Thanks for the information about Tim Bryce and the relationship with Adams's obsessions.

Regarding your assertion:

> as AI becomes a critical component of software development, business thinking will become more necessary and technical thinking, much less so.

That remains to be seen. This is the story that AI evangelists are peddling and that employes are salivating over, for sure.

  • Geez, man. Even Eric "Cathedral and the Bazaar" Raymond is mindblown that he can basically specify software into existence. The technology is here today, it's real, and it works.

In my experience translating requirements into a formal language (programming language) is where a lot of the important details are actually worked out. The process of taking the "squishy" thoughts/ideas and translating them into code is a forcing function for actually clarifying and correcting those ideas.

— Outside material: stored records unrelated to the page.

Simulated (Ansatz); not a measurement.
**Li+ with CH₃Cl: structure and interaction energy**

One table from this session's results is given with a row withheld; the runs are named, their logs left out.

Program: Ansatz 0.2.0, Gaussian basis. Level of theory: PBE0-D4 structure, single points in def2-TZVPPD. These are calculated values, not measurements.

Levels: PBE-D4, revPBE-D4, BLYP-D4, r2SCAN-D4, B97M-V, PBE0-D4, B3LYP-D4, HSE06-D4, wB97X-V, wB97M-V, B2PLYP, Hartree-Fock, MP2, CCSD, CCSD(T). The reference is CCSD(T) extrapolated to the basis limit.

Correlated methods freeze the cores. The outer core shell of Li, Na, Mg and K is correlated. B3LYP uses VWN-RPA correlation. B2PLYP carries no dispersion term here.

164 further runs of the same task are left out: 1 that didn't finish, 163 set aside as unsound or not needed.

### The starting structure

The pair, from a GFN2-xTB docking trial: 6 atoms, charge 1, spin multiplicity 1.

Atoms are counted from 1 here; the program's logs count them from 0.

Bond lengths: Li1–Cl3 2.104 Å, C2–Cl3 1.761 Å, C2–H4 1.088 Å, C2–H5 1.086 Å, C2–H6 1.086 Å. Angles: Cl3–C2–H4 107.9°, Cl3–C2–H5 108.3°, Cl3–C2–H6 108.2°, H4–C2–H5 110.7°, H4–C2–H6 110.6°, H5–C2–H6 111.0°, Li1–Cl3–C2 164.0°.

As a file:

  • In PRIDE, the important details are worked out before the first line of code is written, in the form of flowcharts and other technical documentation. The earlier in the design and development cycle this is done, the less work you have to do over the entire SDLC and the more time/effort/money you'll save.

    Bryce: "Mental laziness can also be found in planning and documenting software. Instead of carefully thinking through the logic of a program using graphics and text, most programmers prefer to dive into source code without much thinking."

    • My point is that you can plan as much as you want in advance, but until the rubber meets the road you will have details that you don't realize are wrong. Those might be small things, or fundamental problems you didn't realize you had.

      IMO writing code isn't really more laborious than writing flowcharts and docs. I typically write code to explore the problem, and iterate until I have a good design.

      What you're describing is more or less the waterfall model, which has its advantages, but also drawbacks. I don't see anything reason to treat code as only a final implementation step. It can also be a useful tool to aid in thinking and design.

      > The earlier in the design and development cycle this is done, the less work you have to do over the entire SDLC and the more time/effort/money you'll save.

      I believe this is only true if you treat the first code you write as the final implementation. Of course that's going to cause problems.